This horror flick opens as an older couple celebrating their 35th wedding anniversary head out to the family summer home, where they meet up with their adult children (and assorted spouses) for a weekend’s celebration together.
It’s family time as usual, except for one recent addition to the clan: their son Crispian’s new girlfriend Erin, who has a thick Australian accent . . . AND A DARK, DARK SECRET. (Cue “dun-dun-DUN!” music.) (Only not really, because her secret is really more ridiculous than DARK, DARK.)
At first, everything goes pretty much as expected — family banter, family strain, all on display at the dinner table. Then, out of the blue, an arrow comes flying through a window, and the family finds themselves under vicious attack from strangers in masks hiding right outside.

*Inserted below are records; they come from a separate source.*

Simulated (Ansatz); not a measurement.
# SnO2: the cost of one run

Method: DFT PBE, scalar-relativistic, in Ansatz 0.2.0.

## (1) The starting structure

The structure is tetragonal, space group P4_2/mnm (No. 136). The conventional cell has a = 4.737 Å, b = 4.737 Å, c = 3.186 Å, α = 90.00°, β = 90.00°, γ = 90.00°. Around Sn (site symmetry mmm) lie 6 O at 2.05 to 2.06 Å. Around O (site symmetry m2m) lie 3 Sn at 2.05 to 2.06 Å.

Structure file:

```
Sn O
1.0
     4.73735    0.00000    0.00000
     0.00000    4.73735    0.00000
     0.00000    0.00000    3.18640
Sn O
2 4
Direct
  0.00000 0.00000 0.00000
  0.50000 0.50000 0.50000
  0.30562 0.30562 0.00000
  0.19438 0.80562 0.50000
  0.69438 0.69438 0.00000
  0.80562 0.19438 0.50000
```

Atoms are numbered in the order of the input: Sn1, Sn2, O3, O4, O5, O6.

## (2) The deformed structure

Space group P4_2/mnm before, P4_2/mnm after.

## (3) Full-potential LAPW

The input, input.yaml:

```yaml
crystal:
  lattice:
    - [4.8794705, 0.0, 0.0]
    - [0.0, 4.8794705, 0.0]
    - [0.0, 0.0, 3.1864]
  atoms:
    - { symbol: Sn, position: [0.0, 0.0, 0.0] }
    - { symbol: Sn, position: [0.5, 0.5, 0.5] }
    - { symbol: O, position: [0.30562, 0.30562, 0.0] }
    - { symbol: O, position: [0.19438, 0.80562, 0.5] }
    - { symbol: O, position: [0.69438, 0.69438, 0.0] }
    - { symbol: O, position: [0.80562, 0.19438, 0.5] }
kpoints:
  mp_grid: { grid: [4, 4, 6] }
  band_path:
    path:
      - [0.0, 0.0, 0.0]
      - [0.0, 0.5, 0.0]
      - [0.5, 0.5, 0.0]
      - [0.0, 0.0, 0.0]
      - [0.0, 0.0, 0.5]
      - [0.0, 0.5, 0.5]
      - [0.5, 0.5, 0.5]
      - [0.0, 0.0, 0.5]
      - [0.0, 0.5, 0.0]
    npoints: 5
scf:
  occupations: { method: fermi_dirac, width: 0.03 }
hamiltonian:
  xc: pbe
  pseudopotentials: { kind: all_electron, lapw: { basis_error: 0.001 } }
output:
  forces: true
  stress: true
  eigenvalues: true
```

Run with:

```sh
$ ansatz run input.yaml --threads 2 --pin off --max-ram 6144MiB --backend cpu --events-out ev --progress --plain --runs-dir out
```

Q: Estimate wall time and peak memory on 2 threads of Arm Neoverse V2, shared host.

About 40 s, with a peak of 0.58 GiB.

As they make a series of really idiotic decisions resulting in a series of really gore-iotic deaths, the movie spins around and around in all-too-familiar circles, offering very little in the way of creative ideas, until we get to the end — which is about as all-too-familiar as they come.
In other words: Yawn.
I hadn’t been all that interested in seeing this movie when it first came out — despite its general panning from movie critics, the Liv Tyler/Scott Speedman movie The Strangers had been very successful in creeping me the heck out, and after seeing that one (plus, Ils (Them), a similar, but even scarier French film I reviewed in the same post with The Strangers), I kind of swore off the home-invasion-horror genre for a while. I love scary movies, but I like my scares a little less “could actually happen to me,” know what I mean?
I kept hearing that You’re Next was clever, well-written, and even a bit darkly comic, though, so I gave it a shot. Here’s my rundown on those three descriptors:
Clever: Where? There’s nothing here I haven’t seen done before in a myriad of different ways, and the “twist” in the middle, revealing the reason for the attack, was as original as the cliche I’m about to use to describe it: visible from a mile away. Plus, giving the killers an actual reason for doing what they’re doing, even if it’s an interesting reason (which it isn’t here, I’m just pretending) immediately takes away some of the fear factor — when the killers in The Strangers answered the question, “Why are you doing this to us?” with “Because you were home,” for example, my stomach flipped. Man. That is WAY scarier than [reason provided by the killers in You’re Next] (spoiler avoidance!).
Well-written: The dialogue was fine, but in order to be an effectively scary movie, I have to be scared for the characters I’m watching, and in order for me to do that, I have to at least care about them a little. Hard to do when they’re all really, really boring. Erin was the one tiny standout, and that was only because she was a curious mix of homicidal maniac and moralist (about as curious a mix as curious mixes come, frankly).
Darkly comic: Oh, maybe. I never know what people mean by “darkly comic” half the time anyway. I didn’t feel this was a “comic” movie, dark or otherwise, but that may be because I was so bored so quickly I didn’t have the energy to be bleakly amused.
I used to watch just about every horror movie I could get my hands on, but I confess that over the last couple of years, I’ve started to lose a lot of my patience. I think I’ve just seen too many now — nothing strikes me as unique anymore. Here’s hoping a filmmaker comes along soon who can truly revitalize the genre, because we’re long overdue for something interesting.
Anyway, I suggest giving this one a pass. But if you’re looking for a good scary home invasion movie, go check out my double-feature review of The Strangers and Ils, because one or both of those ought to be sufficient for a couple of weeks of double-checking the locks on your doors at night. And have any of you guys seen The Purge? I keep checking it out from the library and sending it back unwatched. Should I watch? Don’t steer me wrong!